Thanks to a culture of responsible disclosure, Bitcoin developers have managed to keep their major coding mistakes quiet. For years, senior developers simply patched security holes while keeping their mouths shut and this silence prevented hackers from exploiting those vulnerabilities.
However, a new movement toward transparency is unveiling a fascinating history of coding mistakes in Bitcoin.
On January 14, 2021, Aaron van Wirdum announced the release of Bitcoin Core 0.21.0, a major upgrade of Bitcoin Core software. Wladimir van der Laan, then Bitcoin’s lead maintainer and second successor to Satoshi Nakamoto, signed the software release that merged over 600 pull requests into production and over the following weeks, miners and node operators manually upgraded their full nodes.
Fast forward to today, three and a half years since developers recommended node operators upgrade to 0.21.0. The current version of Core is 27.1.
As so much time has elapsed, they’ve decided to reveal the truth about that upgrade which not only enabled a number of positive features but also patched major bugs — including bugs that could have allowed hackers to steal bitcoin.
Wisely, developers stayed quiet while most node operators upgraded to 0.21.0 or above.
Today, Core versions like 21.0 and prior are considered ‘end of life’ in developer-speak. That means that they’re no longer maintained and their use by node operators is de minimis. Indeed, over 90% of Bitcoin nodes run software version 0.21.1 or above. There are still approximately 400 reachable nodes that still run version 0.21.1 — only slightly above this week’s disclosure — and have refused to upgrade for years.
Read more: Is it illegal to operate a Bitcoin Lightning node?
A new vulnerability disclosure policy
Many Bitcoin Core developers have adopted a new policy of security vulnerability disclosures. In early June, many agreed that it’s safe to disclose major safety issues that have been patched for at least 1.5 years. That policy permits them to disclose security bugs all the way through Bitcoin Core version 24.

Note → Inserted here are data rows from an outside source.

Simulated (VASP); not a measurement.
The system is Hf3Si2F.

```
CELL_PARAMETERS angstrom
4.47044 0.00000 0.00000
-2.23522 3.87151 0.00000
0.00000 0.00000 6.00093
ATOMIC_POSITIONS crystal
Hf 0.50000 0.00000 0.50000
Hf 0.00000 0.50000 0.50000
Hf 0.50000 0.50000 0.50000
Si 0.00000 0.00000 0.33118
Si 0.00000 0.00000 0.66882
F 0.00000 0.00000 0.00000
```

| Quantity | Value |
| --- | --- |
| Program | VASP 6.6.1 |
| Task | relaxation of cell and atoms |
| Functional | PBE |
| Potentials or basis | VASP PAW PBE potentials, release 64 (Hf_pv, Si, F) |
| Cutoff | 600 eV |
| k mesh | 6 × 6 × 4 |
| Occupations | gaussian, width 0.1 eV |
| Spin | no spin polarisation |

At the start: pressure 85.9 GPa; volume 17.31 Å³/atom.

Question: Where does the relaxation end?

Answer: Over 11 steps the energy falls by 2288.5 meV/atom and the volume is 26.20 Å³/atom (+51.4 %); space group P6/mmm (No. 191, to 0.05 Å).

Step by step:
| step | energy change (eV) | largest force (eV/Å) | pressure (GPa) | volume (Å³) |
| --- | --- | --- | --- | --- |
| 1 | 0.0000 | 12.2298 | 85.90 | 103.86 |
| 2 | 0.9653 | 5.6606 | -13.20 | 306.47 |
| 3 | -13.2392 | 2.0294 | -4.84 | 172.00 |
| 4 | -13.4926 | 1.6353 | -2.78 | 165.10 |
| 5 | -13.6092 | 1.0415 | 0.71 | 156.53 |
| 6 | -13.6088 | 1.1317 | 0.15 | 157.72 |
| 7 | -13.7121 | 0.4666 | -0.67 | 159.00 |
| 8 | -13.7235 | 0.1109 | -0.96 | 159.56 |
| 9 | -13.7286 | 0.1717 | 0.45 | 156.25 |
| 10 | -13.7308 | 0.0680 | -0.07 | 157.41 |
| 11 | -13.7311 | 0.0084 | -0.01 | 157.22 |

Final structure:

They are proceeding deliberately from the beginning, starting with this week’s disclosure of major bugs affecting version 20 and below.
This disclosure affects approximately 426 nodes that are reachable today on the public Bitcoin network. This curious cohort runs four-year-old Core version 0.20.1 and is affected by the recently unveiled security bugs.
Here are the 10 mistakes that Bitcoin developers have admitted this week.
- Remote code execution due to bug in miniupnpc, patched with Core 0.12.
- Node crash denial-of-service from multiple peers with large messages, patched with Core 0.10.1.
- Censorship of unconfirmed transactions, patched with Core 0.21.0.
- Unbound ban list CPU/memory denial-of-service, patched with Core 0.20.1.
- Netsplit from excessive time adjustment, patched with Core 0.21.0.
- CPU denial-of-service and node stalling from orphan handling, patched with Core 0.18.0.
- Memory denial-of-service from large ‘inv’ messages, patched with Core 0.20.0.
- Memory denial-of-service using low-difficulty headers, patched with Core 0.15.0.
- CPU-wasting denial-of-service due to malformed requests, patched with Core 0.20.0.
- Memory crash in parsing BIP72 URIs, patched with Core 0.20.0.
Read more: Bitcoin Optech celebrates years of major fixes to Bitcoin vulnerabilities
Old yet serious mistakes
Most of these bugs would, if a node ran old versions of Core software, allow direct theft of funds if that node had bitcoin on the Lightning network. For example, denial-of-service and transaction censorship attacks would allow a hacker to prevent a node from broadcasting a justice transaction, allowing the hacker to close a Lightning channel with that node and steal all its bitcoin.
One bug (netsplit from excessive time adjustment) was even more serious, as it could allow an attacker to hard-fork a node’s version of Bitcoin and, therefore, possibly introduce a double-spending problem.
Later this month, developers intend to disclose patched bugs prior to Bitcoin Core version 22.0 and in August will disclose patched bugs prior to Core v23.0.